In 1995, Encores! Musicals in Concert programmed Irving Berlin’s Call Me Madam as the first show of their second season. Nearly 25 years later, they brought it back to honor the 75th birthday of their home theater, New York City Center.
In many respects, this revival shows how far the company has come. What was then an endearingly makeshift concert staging is now essentially a full-scale production. Dance numbers with elaborate choreography, once unimaginable in the short rehearsal period, have become a regular feature.

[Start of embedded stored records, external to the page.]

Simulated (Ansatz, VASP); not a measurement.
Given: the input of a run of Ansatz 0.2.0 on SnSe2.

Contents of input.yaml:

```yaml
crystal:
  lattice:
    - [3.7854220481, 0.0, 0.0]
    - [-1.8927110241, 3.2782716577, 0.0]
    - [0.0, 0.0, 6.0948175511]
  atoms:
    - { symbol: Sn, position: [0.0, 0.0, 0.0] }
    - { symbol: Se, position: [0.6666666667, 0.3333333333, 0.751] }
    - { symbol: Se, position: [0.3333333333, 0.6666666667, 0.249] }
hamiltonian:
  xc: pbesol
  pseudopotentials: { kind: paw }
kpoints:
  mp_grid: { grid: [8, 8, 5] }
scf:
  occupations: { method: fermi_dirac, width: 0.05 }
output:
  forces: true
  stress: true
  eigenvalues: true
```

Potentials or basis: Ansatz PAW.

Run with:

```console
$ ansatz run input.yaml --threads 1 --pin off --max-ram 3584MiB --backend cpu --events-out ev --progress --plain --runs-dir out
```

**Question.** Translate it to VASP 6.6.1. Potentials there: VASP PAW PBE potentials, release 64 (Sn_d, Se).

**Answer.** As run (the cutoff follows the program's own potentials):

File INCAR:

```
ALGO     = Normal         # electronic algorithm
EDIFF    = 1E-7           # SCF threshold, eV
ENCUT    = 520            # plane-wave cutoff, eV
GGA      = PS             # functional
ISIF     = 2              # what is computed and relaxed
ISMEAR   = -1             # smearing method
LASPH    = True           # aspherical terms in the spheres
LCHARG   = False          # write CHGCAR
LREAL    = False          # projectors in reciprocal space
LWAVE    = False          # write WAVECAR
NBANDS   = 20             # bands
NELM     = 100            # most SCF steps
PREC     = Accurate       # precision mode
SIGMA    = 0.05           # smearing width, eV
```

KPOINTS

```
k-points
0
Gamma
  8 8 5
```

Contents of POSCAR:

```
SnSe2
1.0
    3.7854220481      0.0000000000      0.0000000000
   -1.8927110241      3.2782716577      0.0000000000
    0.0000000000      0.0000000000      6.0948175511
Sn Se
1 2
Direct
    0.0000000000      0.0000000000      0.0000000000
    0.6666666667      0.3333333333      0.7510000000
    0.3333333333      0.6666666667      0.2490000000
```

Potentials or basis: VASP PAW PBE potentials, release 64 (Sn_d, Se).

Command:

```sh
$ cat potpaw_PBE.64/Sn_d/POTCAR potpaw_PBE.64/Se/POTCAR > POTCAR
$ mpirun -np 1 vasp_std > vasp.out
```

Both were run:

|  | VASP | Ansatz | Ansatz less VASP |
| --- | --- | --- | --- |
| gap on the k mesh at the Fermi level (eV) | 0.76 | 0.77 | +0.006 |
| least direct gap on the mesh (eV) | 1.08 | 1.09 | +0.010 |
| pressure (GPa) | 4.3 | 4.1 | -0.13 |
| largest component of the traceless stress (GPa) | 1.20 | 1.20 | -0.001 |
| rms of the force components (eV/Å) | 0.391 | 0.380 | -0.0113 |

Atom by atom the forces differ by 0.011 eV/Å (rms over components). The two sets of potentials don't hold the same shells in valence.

Musical values are stronger than ever, with orchestral playing that would honor a prominent opera house or concert hall.
Casting this time around was, for the most part, comparably strong to the exceptional first group, and in at least one case—Ben Davis as the senior heartthrob, Constantine—we had a major upgrade. Jason Gotay was an adorable, velvet-voiced Ken. Comic support from Brad Oscar, Adam Heller and Stanley Wayne Mathis was just right.
The most interesting contrast came in the casting of the Madam herself: Mrs. Sally Adams, America’s crass but lovable ambassador to the tiny, fictional duchy of Lichtenburg. (Berlin based the character on Perle Mesta, appointed Ambassador to Luxembourg by President Harry S. Truman in 1949.)
In 1995, Tyne Daly brought lots of star power and really nailed the comedy; her characterful singing voice wasn’t entirely up to the challenges, but she knew how to deliver the material.
This time, we had Carmen Cusack. She boasts a fine and more reliable singing voice, though her style has a few too many pop mannerisms for my taste. Her warmth and genuineness also work for the character’s unfiltered Oklahoma charm. But she lacks the kind of electric presence this part needs.
Neither Daly nor Cusack is remotely like Ethel Merman, the role’s creatrix, who did everything her own way. (Merman never even gestured at Adams’ Oklahoma origins, god love her. Here as in many other roles, she channeled—in every sense—pure Queens.) Each had something of their own to bring to the party.
Why, then, was the 2019 version ultimately a major letdown, and far more problematic and reductive than the earlier production? Read on and I’ll explain. First, though, a bit about the show and its composer.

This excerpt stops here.